Live Migration and Synchronous Replicated Storage With Xen, DRBD and LVM

Tags: , , , , , , , , , , ,


Xen LVM & DRBD Overview


The Xen Hypervisor provides a great deal of flexibility and high availability options when it comes to deploying virtual machines. One of the most attractive features it offers is called live migration. Live migration is the ability to take a running virtual machine (“domU”) and move it from one Xen host server (“dom0”) to another. As you might expect, it is called “Live” because it is done while the virtual machine is on, without any noticeable degradation in performance or availability.

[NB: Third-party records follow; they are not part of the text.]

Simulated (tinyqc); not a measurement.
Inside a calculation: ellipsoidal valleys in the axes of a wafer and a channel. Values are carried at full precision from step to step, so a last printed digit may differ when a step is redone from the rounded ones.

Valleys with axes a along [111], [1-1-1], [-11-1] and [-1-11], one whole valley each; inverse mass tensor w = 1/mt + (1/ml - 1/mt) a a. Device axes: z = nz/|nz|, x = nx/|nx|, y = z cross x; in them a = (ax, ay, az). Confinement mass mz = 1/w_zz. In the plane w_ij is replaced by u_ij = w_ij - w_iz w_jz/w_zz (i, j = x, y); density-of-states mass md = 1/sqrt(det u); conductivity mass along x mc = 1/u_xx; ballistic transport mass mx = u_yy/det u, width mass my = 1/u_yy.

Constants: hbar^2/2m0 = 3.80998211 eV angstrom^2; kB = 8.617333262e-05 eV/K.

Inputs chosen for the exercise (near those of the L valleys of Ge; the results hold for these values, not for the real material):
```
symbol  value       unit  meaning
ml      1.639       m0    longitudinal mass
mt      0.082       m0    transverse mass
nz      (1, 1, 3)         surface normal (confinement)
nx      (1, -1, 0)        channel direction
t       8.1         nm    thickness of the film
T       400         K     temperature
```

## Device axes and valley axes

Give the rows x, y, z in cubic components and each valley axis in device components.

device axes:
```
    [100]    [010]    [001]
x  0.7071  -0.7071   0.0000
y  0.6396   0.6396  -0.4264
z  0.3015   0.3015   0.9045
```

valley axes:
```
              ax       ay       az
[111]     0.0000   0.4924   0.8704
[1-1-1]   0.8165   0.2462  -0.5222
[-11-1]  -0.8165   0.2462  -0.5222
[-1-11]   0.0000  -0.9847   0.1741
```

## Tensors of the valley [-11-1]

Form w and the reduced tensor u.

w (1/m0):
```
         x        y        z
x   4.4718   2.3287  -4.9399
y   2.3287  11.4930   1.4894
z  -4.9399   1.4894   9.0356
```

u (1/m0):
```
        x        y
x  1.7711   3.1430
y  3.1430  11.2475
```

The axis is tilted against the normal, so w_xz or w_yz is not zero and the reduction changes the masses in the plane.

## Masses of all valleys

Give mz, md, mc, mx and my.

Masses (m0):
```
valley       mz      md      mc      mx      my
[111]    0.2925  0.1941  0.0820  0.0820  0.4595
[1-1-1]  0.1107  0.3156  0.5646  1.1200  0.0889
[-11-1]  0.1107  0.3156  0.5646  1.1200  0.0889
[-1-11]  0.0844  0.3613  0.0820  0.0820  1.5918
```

LVM is a logical volume manager for Linux. It allows you to take one or more disks and carve them up into dynamic volumes. Logical volumes are like really flexible partitions. They can be grown, shrunk, snapshotted, renamed, copied and moved around with minimal overhead and without ever needing to re-calculate partition sizes.

The DRBD Project provides storage replication at the block-level, essentially it is a network-enabled raid driver. With DRBD we can take a LVM volume and synchronize its contents on two servers. DRBD supports a multi-master architecture which as you’ll read is perfect for Xen.

Combining these technologies together provides us with a serious feature set; Dynamic volume management, snapshotting, synchronous replication, virtualization and best of all live migration. These are the fundamentals of massively expensive enterprise solutions and we’re going to implement them for free.

Architecture and Scalability


For the purposes of this howto I’ll be working with only two systems, however, it is fairly easy to scale this concept up by deploying additional servers. At a point of critical-mass you could also begin decoupling the components into a highly available replicated storage system and Xen servers which connect via iSCSI.

Hardware

1x Intel Pentium 4 @
2x 80G SATA Hard Disks
2GB DDR2 RAM
2x Gigabit Ethernet Adapters

Software

CentOS 5.2
kernel-xen-2.6.18-92.1.6.el5
xen-3.0.3-64.el5_2.1
drbd82-8.2.6-1.el5.centos
kmod-drbd82-xen-8.2.6-1.2.6.18_92.1.6.el5

[ad]

Setting up the DRBD Environment


The first thing DRBD requires is a backing block device, so lets create a LVM volume for this purpose.

[root@mk1 ~]# lvcreate -L 512M -n vm_shaolin vg0
 
[root@mk1 ~]# lvs
 
LV              VG   Attr   LSize Origin Snap%  Move Log Copy%  Convert
vm_shaolin vg0  -wi-ao 512M

Next, we tell drbd.conf about the LVM block device.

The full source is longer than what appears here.